Unlock a world of possibilities! Login now and discover the exclusive benefits awaiting you.
Hey,
Was wondering if anyone has ran into the following issue.
I am trying to find Closest date to another date while having multiple entries.
I calculate days between and filter for min datebetween, but the issue is that i get multiple min days when grouping for final table. first sorted does not work because a single customer can have multiple events with same days between usually 0. And i cannot think of any key that would work
looks something like this:
TMP:
NoConcatenate
LOAD
*
where DAYS_BETWEEN >= 0 ;
load*,
if(isNULL(days_between_TEMP),0,days_between_TEMP) as DAYS_BETWEEN;
load *, EVENT_DATE - RISK_DATE as days_between_TEMP
RESIDENT QUACK;
FINAL:
LOAD CUSTOMER_ID,
SCORE,
EVENT_DATE,
MIN(DAYS_BETWEEN) as DAYS_TO_RISK
Resident TMP
group by CUSTOMER_ID,EVENT_DATE,RISK_DATE,SCORE;
DROP TABLEs QUACK, TMP;
Hi @Zen_Not_On
I would like to help you, but I'm not understanding very well what you are trying to accomplish. Could you, please, provide a data sample with some examples and the outcome that you are expecting for them?

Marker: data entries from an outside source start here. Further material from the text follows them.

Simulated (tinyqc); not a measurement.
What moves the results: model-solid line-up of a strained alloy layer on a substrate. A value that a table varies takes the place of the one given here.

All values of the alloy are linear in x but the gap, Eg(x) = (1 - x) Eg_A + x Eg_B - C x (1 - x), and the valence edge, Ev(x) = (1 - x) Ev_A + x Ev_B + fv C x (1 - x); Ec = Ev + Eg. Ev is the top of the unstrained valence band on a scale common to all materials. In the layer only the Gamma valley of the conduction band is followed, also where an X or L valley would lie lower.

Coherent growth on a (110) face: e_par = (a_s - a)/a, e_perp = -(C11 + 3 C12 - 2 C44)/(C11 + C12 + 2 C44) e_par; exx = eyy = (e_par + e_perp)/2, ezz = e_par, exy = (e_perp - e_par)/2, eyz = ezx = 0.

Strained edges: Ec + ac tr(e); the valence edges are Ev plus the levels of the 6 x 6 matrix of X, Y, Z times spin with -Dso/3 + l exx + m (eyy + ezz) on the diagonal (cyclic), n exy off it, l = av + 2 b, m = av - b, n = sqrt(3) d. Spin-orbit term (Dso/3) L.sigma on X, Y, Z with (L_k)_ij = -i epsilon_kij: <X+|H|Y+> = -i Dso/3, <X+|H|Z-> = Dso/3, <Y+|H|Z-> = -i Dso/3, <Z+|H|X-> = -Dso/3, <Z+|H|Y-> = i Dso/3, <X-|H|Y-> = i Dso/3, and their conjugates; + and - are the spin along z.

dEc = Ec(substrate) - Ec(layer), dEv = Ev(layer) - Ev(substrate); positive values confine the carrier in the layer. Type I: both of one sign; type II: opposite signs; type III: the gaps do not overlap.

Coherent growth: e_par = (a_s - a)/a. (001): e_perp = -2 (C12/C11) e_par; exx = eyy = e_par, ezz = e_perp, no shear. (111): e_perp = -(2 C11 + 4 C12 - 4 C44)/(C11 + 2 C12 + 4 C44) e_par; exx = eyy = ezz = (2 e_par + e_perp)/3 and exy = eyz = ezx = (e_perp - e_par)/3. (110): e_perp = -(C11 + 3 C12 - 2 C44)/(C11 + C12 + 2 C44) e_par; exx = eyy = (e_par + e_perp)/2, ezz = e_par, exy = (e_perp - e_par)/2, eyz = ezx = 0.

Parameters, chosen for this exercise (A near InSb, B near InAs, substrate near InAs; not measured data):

In this way it will be easier to analyze it.
Thank you
Daniel
Including the event/risk dates in the aggregation is preventing to get a single min() days-offset. I assume there is a logically conflict and/or you may need another data-structure. Maybe two tables - one with granular information and the other with the aggregated ones ...